8. Plague Organ – "Orphan," from Orphan (Experimental/Black/Doom – Sentient Ruin Laboratories). This has been a great year for civilization-level catastrophes and, incidentally, a great year for albums that sound like civilization-level catastrophes. After Neptunian Maximalism pretty much leveled the planet with their triple-LP voyage into the sax-tinged void a new project comprised of members of Imperial Cult, Dead and more has descended on earth laden with some of the best artwork this world has ever seen (courtesy of Chaos Echoes' Stefan Thanneur) and have proceeded to fuck said earth up. Meditative, menacing, at times droning, at times frightening and one of the most unique and unsettling releases of the year. FFO: Neptunian Maximalism, Sunn O))), Sutekh Hexen.
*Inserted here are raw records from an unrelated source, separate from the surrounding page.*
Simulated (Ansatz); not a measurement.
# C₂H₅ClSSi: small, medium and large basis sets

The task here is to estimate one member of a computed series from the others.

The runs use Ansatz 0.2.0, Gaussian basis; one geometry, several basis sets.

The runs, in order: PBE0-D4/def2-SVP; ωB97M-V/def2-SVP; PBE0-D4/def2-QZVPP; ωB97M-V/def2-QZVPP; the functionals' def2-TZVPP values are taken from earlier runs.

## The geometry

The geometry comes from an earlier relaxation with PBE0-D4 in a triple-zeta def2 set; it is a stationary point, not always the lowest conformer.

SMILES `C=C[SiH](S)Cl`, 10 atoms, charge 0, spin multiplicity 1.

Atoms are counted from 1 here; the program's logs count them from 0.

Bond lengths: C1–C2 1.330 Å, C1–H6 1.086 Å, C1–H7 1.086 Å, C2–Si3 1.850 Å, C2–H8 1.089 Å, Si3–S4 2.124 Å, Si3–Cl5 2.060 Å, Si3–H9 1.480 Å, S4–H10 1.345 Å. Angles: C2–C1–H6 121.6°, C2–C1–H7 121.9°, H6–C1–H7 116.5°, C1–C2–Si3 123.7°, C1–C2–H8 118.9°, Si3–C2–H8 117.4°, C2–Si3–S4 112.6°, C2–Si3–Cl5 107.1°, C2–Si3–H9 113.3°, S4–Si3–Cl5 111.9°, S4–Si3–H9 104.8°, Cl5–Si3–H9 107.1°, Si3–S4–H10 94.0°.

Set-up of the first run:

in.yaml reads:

9. Skáphe – "XIV – A Spiritual Bypass," from Skáphe³ (Black Metal – Mystískaos and Iron Bonehead Productions). Saving the best for last? Perhaps. One of my personal favorite projects, one that I have been following basically since inception, and one that I had, most recently, had the pleasure to interview for the Albums of the Decade series, has returned with a new full-length and the first "single" is a frustrating, beautiful work of art. Beautiful because it, again, presents Skáphe bringing together darkness and light in a way that is, in all honesty, their own and their own only. Frustrating since from the way the track cuts off it's clear that all freaking all breaks loose in the next one and the fact that I can't hear that right now is honestly killing me. One of the best out there with incredible new music (clean vocals, I'm here for it), what can be better? FFO: The Ruins of Beverast, Wormlust, Leviathan.
FIVE MORE THINGS YOU NEED TO KNOW
ONE – Black metal phenom and creator of some of the best music in the multi-verse right now, Lamp of Murmuur, has released a first single from an upcoming debut LP. Streaming via The Call of the Night. Here's a recent interview I did with Mr. Murmuur.
TWO – The Canadian band False Gods organized a compilation of international black metal artists that seems quite interesting, and also includes some artists I like and a whole lot I have never heard of. Check it out.
THREE – For those inclined toward the ambient/dark-ambient side of things there's an intriguing new split that just came out between three artists: House of the Lie, Scorched Earth Policy Lab, and Afterbirth's Cody Drasser. Beautiful and well worth your time. Here it is.
FOUR – A oldest is getting reading to start elementary school and I have never felt so powerless in my life. It's a real trip to try and be the best parent you can, to love your children, and then to be reminded that, as was the case with yourself, 90 percent of their lived experienced and character is built elsewhere. I honestly don't know what to do it.
FIVE – Looking to do one last desert roadtrip before the world ends and considering to perform said trip under the influence of massive doses of weed? I may have an instrumental stoner album for you.
ONE LAST THING, PROMISE: RIP Riley Gale. What an incredible loss, one that obviously affects his friends and family first and foremost but one that will leave a permanent dent in the contemporary metal scene. This wasn't just another band and just another frontman.